However — and this is a pretty big “however” — this brief dip in visual and narrative energy barely matters moving forward. As the threat of a blackout looms and the characters prepare to confront each other over things left unsaid, the film settles into a rhythm, both in its more intimate moments (often non-musical ones, shared over delectably photographed food) and in its more vibrant, energetic dance scenes, one of which unfolds in a scintillating nightclub.
The film’s biggest aesthetic question is how to frame people. It does this quite deftly throughout when it comes to individuals, whose stories it punctuates through close-ups. This is helped immensely by the fact that ostensible leads Ramos and Barrera are able to balance huge bursts of musical emotion with moments of restraint, culminating in a spellbinding single-take musical sequence between the two of them. The film is a rousing success in this regard, though it’s hardly a surprise; Hollywood, after all, is the realm of the individual, most often telling stories of people who rise above.

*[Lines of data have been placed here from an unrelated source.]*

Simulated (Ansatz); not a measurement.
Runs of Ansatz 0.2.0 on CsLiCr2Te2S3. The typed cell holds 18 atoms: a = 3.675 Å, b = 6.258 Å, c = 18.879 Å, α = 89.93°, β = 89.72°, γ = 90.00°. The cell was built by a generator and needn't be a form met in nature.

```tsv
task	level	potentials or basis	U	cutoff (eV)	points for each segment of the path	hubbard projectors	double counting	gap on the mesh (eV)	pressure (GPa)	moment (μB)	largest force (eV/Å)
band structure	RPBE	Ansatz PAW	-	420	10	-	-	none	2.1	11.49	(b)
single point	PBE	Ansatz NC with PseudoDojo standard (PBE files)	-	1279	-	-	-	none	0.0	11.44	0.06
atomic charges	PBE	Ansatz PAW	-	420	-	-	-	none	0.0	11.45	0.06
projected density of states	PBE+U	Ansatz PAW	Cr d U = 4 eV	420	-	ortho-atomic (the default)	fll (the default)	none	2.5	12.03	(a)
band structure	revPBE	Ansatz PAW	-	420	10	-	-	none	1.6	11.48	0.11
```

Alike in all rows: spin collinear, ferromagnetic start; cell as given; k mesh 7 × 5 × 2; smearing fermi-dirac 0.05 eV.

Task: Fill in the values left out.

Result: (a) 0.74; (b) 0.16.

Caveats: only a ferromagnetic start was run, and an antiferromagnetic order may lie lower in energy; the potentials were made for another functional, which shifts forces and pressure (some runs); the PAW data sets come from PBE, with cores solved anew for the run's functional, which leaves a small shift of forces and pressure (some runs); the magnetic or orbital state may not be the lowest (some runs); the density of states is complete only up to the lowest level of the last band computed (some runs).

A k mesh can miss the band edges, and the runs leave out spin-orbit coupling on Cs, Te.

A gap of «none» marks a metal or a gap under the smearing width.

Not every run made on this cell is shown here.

However, In the Heights is not an individualistic story. It’s one of found family and community, and one that needs its extras and dancers to feel like more than just a backdrop. The film occasionally falters at this — for instance, a candlelight vigil, which arrives at a key moment and leaves just as quickly, lacks the emotional resonance of the more personal, individual story playing out simultaneously. But the film soon finds itself in this regard, culminating in the show-stopping celebratory number “Carnaval del Barrio,” which goes against most musical instincts and places a large crowd of characters in a cramped setting, allowing their joie de vivre to feel defiant in the face of tragedy. The scene is downright overwhelming.
At its loudest, In the Heights explodes with uncontainable energy. At its quietest, it becomes a reflection on memory, and the connections that make up a culture, a story, and a history; “Little details,” Abuela Claudia says, “that tell the world we are not invisible.” But there are some moments where the film does both these things at once, as it fills the screen with small acts of heroism, and with people dancing and dreaming in darkness. Above all, it does what a great musical should do. It makes you feel alive.